Back when they first toured the 4,000-square-foot apartment in Canton that soon would become their home, Sloane Brown and her husband, Steve Sobelman, were awestruck by the sweeping views of Baltimore’s waterfront.
Making the point more dramatic was the fact that the vista was enhanced by two balconies, the result of a real estate trend of combining multiple units into one supersized dwelling.
“We don’t ever end up being claustrophobic,” says Brown, a local media personality and jewelry designer, of the airy apartment in Canton Cove with windows that extend from floor to ceiling and the second kitchen serves as a laundry room and catering kitchen. “It’s a really nice home that flows.”
Throughout the Baltimore metro area, realtors say such hyper-apartments and even expanding row houses and duplexes are springing up as families seek to live in the city, but in mega dwellings rivaling the size of luxury and land-enriched “McMansions” in Baltimore’s surrounding suburban counties. The practice is usually undertaken by wealthy homeowners, some realtors say, who have expendable income for renovations and repairs that can extend the purchase price by six figures.
The most famous condo-consolidation was the November purchase of three luxury Inner Harbor penthouse units by best selling author, video game developer and Orioles part-owner Tom Clancy.
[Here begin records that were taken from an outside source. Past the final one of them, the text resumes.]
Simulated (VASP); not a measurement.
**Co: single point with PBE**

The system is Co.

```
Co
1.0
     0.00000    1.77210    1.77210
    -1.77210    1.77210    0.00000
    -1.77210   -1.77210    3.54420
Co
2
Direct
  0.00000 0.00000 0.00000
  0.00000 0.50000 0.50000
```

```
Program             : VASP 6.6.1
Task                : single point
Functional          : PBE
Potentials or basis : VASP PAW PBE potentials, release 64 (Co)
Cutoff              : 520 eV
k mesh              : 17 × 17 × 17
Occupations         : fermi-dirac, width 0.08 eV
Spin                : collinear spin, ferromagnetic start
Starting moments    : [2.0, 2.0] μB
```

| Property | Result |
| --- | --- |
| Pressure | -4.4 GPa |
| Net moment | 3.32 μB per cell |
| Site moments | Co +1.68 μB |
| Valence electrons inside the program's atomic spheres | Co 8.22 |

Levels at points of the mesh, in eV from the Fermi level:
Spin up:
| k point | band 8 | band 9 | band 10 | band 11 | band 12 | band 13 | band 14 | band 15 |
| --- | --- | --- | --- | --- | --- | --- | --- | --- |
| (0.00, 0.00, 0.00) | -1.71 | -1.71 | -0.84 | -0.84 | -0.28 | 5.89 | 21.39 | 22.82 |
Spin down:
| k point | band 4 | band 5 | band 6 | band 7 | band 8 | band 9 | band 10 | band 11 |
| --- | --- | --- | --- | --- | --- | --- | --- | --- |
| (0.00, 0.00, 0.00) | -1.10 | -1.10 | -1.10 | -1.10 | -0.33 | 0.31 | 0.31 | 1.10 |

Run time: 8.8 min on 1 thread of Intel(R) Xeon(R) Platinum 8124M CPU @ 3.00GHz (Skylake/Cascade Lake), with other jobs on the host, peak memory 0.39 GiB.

Clancy, a former insurance salesman turned author of such hits as “The Hunt for Red October,” “Clear and Present Danger” and “The Sum of All Fears”, purchased three adjoining units at the swank Ritz-Carlton Residences on Key Highway to combine into an 11,959-square-foot top-floor dwelling.
With only 23 of 191 units sold this fall, sales at the luxury complex, which opened in May 2008, had been stymied by the collapse of Wall Street and the recession.
Clancy’s $12.6 million purchase made headlines and the end result – a four-bedroom, six and a half-bath luxury pad with a home theatre, three semi-private elevators and a half-dozen balconies – is the stuff of local legend, said Bob Merbler, a realtor with Yerman, Witman, Gaines & Conklin Realty of Federal Hill. Overall, the super-unit will be the size of five “typical new U.S. houses,” according to a November 19, 2009 article in The Sun.
Soon, workmen will return to the Ritz-Carlton Residences to begin the process of merging the three Clancy units, joining electrical and plumbing work and breaking down walls.
Merbler, who specializes in luxury homes near the Inner Harbor, said combining units into one large house is often a labor of love. Along with the added square footage comes a higher property tax and utility bill as well as certain historic and architectural design expenses.
“Generally if people are looking for more space, they end up moving to the burbs,” Merbler said. “But to stay in the city and go through the conversion process, the rules and regulations of historic concerns and city taxes, it’s a chore. You really have to want to do it. It’s a lot easier to go out and buy a piece of land.”
Merbler said the phenomenon of combining dwelling units is not limited to apartment buildings.
Two years ago, he had a client who lived in a row house in the trendy 200 block of East Montgomery Street who then purchased two additional row houses flanking the original abode. With a trio of dwellings, and permits in hand, the owner hired contractors who began the process of knocking down walls and rewiring electricity. The construction took about a year, but the end result was a spectacular conversion, made unique because the dwelling still looks like three separate row houses from the street.
“It is truly magnificent,” Merbler said, of the property.